Conclusion: You've practiced finding processes using ps and pgrep. You learned how to terminate processes using SIGTERM (graceful) and SIGKILL (forceful). You experimented with stopping (SIGSTOP) and resuming (SIGCONT) processes. Finally, you used nice to start a process with adjusted priority and renice to change the priority of a running process, observing the effects on the Nice (NI) value in top/htop and understanding the permissions required. These commands give you direct control over running tasks on your system.

7. System Logging

System logs are chronological records of events occurring on the system, generated by the kernel, system services, and applications. They are indispensable for troubleshooting problems, auditing security events, and understanding system behavior over time. Modern Linux systems primarily use systemd-journald, while traditional syslog also remains relevant.

Modern Logging systemd-journald

systemd-journald is a system service that collects and stores logging data. It captures syslog messages, kernel messages, standard output/error of services, and more. Its key features include:

  • Structured Logging: Logs can include key-value pairs (metadata) beyond the simple message string, allowing for powerful filtering.
  • Indexing: Logs are indexed, making searching and filtering very fast.
  • Centralized Collection: Gathers logs from various sources into one journal.
  • Volatility Control: Can store logs persistently on disk (usually under /var/log/journal) or just in memory (/run/log/journal). Configuration is in /etc/systemd/journald.conf.
  • Integration with systemd units: Easy to view logs specific to a service managed by systemd.

The journalctl Command:

This is the primary tool for querying the systemd journal.

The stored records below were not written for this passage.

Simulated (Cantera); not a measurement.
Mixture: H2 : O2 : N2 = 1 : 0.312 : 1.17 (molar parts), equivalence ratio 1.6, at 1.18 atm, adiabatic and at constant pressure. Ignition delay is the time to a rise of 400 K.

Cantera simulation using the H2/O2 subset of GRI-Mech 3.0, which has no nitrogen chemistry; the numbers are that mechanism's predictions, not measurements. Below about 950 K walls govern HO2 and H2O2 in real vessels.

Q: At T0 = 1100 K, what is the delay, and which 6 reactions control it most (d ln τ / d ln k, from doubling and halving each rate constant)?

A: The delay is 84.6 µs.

  • journalctl: Show the entire journal (newest entries last). Press q to quit, use arrows/PageUp/PageDown to navigate.
  • journalctl -r: Show the journal in reverse order (newest entries first).
  • journalctl -n 20: Show the last 20 log entries.
  • journalctl -f: Follow the journal in real-time (like tail -f). New entries are printed as they arrive. Ctrl+C to exit.
  • journalctl -u <unit_name>: Show logs only for a specific systemd unit (service or target). Very useful!
    • journalctl -u sshd (Show logs for the SSH daemon service)
    • journalctl -u nginx.service
  • journalctl /path/to/executable: Show logs generated by a specific program.
    • journalctl /usr/sbin/sshd
  • journalctl --since "YYYY-MM-DD HH:MM:SS": Show logs since a specific time.
    • journalctl --since "2023-10-27 09:00:00"
    • journalctl --since "1 hour ago"
    • journalctl --since yesterday
  • journalctl --until "YYYY-MM-DD HH:MM:SS": Show logs until a specific time. Can be combined with --since.
  • journalctl -p <priority>: Filter by message priority. Priorities are: emerg (0), alert (1), crit (2), err (3), warning (4), notice (5), info (6), debug (7). Filtering by err also shows higher priorities (crit, alert, emerg).
    • journalctl -p err (Show errors and worse)
    • journalctl -p 3 (Same as above)
    • journalctl -p warning..err (Show warnings, notices, info, debug)
  • journalctl _PID=<pid>: Show logs for a specific Process ID.
  • journalctl _COMM=<command_name>: Show logs for processes with a specific command name.
  • journalctl -k: Show only kernel messages (equivalent to dmesg).
  • journalctl -b: Show messages from the current boot.
    • journalctl -b -1: Show messages from the previous boot.
  • journalctl --disk-usage: Show how much disk space the persistent journal logs are using.
  • journalctl --vacuum-size=1G: Reduce journal size on disk to 1 Gigabyte (removes oldest logs).
  • journalctl --vacuum-time=2weeks: Remove journal entries older than two weeks.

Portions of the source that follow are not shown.